Photo By ryan donahue

Jen and Shawn Fosnight

Best purveyors of compassion

For the first year after Never Felt Better Vegan Shop opened its doors, the proprietors worried that they were too tucked away, hidden from view from Sacramento’s ever-growing community of vegans and vegetarians.

Still, Jen and Shawn Fosnight decided to test the waters, selling vegan food, clothing and personal products in a compact storefront above the Sugar Plum Vegan restaurant on K Street. “We wanted to see how it would work—but we weren’t sure how we’d be received,” Jen Fosnight says.

Certainly, the location made for logistical challenges. “Some people couldn’t find us, even with the address and sign,” she says. Still, enterprising shoppers managed to track down the store, lured in by its array of vegan cheeses and baking mixes, animal-friendly lotions and cruelty-free accessories, such as belts and bags.

“There are a lot of vegans here in Sacramento, looking for a cohesive community,” Fosnight says. “We saw that the shop could be a good springboard for that.”

Now the Fosnights are ready to grow that community even more. The couple just signed the lease on a new Midtown location at 1910 P Street. The new space, which opens in October, is bigger and, perhaps most important, more visible and accessible.

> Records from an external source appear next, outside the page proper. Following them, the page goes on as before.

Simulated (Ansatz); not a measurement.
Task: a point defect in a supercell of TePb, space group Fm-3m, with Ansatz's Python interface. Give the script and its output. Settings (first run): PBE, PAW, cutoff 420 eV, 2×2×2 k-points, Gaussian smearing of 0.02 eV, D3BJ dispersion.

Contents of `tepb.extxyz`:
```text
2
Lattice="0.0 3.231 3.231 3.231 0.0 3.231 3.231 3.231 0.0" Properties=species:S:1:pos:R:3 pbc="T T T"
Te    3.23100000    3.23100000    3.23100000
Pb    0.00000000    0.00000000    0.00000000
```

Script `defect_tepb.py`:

The store will be closed until then but, Fosnight says, she and her husband are excited about the shop’s new location and its possibilities. “We’re going to focus more on grocery and pantry items and also expand with a grab-and-go deli section,” she says. “We’re also expanding our vegan clothing line.”

The idea, she says, is to show customers—vegans and curious meat eaters alike—that veganism isn’t some weird, wacky way of living on the fringe. “People kind of assume that veganism is just food-related. We want to teach them about the whole lifestyle,” she says. “We want to show people it’s not just a vegetable cult. We’re normal people with families.”